Friday 22 June 2012

Base London: converting London's waste inputs into valuable outputs

The afternoon saw an interesting session for me, which might have been better attended. The main messages which grabbed my personal attention were that recyclates are traded on global markets and will go to the destination where they can command the highest price, and that the export of RDF is undermining the case for investment in UK infrastructure.

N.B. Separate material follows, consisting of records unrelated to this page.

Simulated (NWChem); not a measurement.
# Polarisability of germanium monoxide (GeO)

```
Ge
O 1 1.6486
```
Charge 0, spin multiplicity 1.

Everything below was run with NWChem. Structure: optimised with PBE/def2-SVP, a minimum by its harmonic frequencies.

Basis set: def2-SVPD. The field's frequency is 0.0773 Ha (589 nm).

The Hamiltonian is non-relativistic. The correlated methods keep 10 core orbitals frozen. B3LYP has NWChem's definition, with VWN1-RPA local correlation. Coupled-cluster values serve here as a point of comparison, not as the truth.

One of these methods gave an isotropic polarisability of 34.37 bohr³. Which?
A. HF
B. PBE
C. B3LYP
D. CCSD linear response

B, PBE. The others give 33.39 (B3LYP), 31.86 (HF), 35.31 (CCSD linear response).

Recyclate markets which currently command the highest price are in Asia. For me, this is the fundamental issue around the recyclate quality debate. It shouldn't really be framed as a 'quality' issue at all but as a 'price' issue. The simple (and possibly sad) fact is that domestic reprocessors can't afford to pay the same prices for material of equivalent quality that their overseas competitors can. This can largely be attributed to the fact that domestic reprocessors have a much higher cost base, particularly for energy. Given that it is government policy to push up future energy prices, this is an issue which won't go away for reprocessors. Their best hope (in a competition for recyclate feedstock context) is to push an increasing proportion of recyclate sorting/processing costs back onto waste producers to offset their lack of international competitiveness in other areas. This is of course basically what their demands for material of higher 'quality' are all about.

The other concern which came across in the session was that the export of RDF is undermining investment in UK infrastructure. From a UK perspective, open markets and competition are generally always a good thing. For a waste producer, the presence of an export option will help to keep residual waste management costs down in a context where the landfill tax escalator is otherwise driving costs ever upwards.